WESTERN AUSTRALIAN ELECTION 2017

Willagee


Margin: Labor 2.9%
Region: South Metropolitan
Federal: Fremantle (62%); Tangney (38%)

RESULTS AT 2013 ELECTION
HISTORICAL TWO-PARTY RESULTS
PREVIOUS ELECTION RESULTS MAP

Candidates in ballot paper order

FELICITY McGEORGE
Greens (bottom)



PETER TINLEY
Labor (top)



PAUL JOHN POTTER
Micro Business Party



CORINA ABRAHAM
Socialist Alliance



ROBIN HOSKING
Australian Christians



REBECCA AUBREY
Liberal (centre)




Covering suburbs to the east of Fremantle, Willagee is a Labor-held seat that has undergone dramatic changes in the redistribution, which have slashed the margin from 10.6% to 2.9%. This largely reflects the loss to Fremantle of 9000 voters in Hilton, Hamilton Hill and Spearwood, which formerly made up the western end of the electorate. A further 3000 voters in more conservative Melville and Palmyra have been lost to the new seat of Bicton in the north. The losses are balanced by gains from the Liberal held seats of Bateman in Jandakot in the east, which respectively contribute around 5000 voters in Murdoch and eastern Kardinya, and 7000 in North Lake, Bibra Lake and South Lake.

Willagee was created at the 1996 election from parts of Liberal-held Melville and Applecross in the north, both of which had been abolished, and solidly Labor Cockburn, which was pushed further to the south. The seat was no sure thing for Labor's star recruit at that election, ABC television current affairs presenter Alan Carpenter, but he secured an easy victory with a swing of 6.5%, and was further boosted by a favourable redistribution in 2005. Carpenter served as Premier from January 2006 until the election defeat of September 2008, then lingered as a back bencher for a year before resigning from parliament.
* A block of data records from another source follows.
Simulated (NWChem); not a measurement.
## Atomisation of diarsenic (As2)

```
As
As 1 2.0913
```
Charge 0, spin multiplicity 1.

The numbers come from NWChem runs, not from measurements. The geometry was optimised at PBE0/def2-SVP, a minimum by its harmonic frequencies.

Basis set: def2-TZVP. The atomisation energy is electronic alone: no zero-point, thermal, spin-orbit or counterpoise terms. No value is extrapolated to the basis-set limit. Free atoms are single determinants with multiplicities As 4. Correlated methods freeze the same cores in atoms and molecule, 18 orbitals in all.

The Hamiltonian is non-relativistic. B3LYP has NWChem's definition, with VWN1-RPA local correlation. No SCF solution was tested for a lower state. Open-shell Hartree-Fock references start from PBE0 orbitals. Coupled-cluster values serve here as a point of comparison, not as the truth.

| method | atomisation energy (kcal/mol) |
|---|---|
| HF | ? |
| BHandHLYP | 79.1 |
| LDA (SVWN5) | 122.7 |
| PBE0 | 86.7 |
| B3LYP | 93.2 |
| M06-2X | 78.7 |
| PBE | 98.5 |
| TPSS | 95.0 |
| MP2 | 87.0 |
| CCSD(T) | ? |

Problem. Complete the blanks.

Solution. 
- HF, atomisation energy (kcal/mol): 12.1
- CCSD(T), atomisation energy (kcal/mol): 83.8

The resulting by-election was easily won for Labor by Peter Tinley, a former SAS officer and Iraq war veteran who had unsuccessfully contested the federal seat of Stirling in 2007. Tinley was initially a member of the Right faction, but was among those frozen out in a split caused by Ben Wyatt's abortive challenge to Eric Ripper's leadership in January 2011. The challenge was supported by Tinley and his allies but opposed by Joe Bullock, the powerful Shop Distributive and Allied Employees Association state secretary and later Senator. When support for Ripper fragmented a year later, Tinley was rated alongside Mark McGowan as a potential challenger from among the Right exiles, but ruled himself out on grounds of inexperience.

When McGowan took the leadership in January 2012, Tinley was elevated to the front bench in the planning, housing and local jobs portfolios, but he stood aside the following November after a company of which his wife was a director was placed in receivership. He was elected to Labor's state presidency in 2014, and returned to shadow cabinet in the science and trades portfolios in June 2015. Tinley was among five Labor MPs who were believed to have formed a core of caucus support for Stephen Smith's abortive leadership ambitions in early 2016.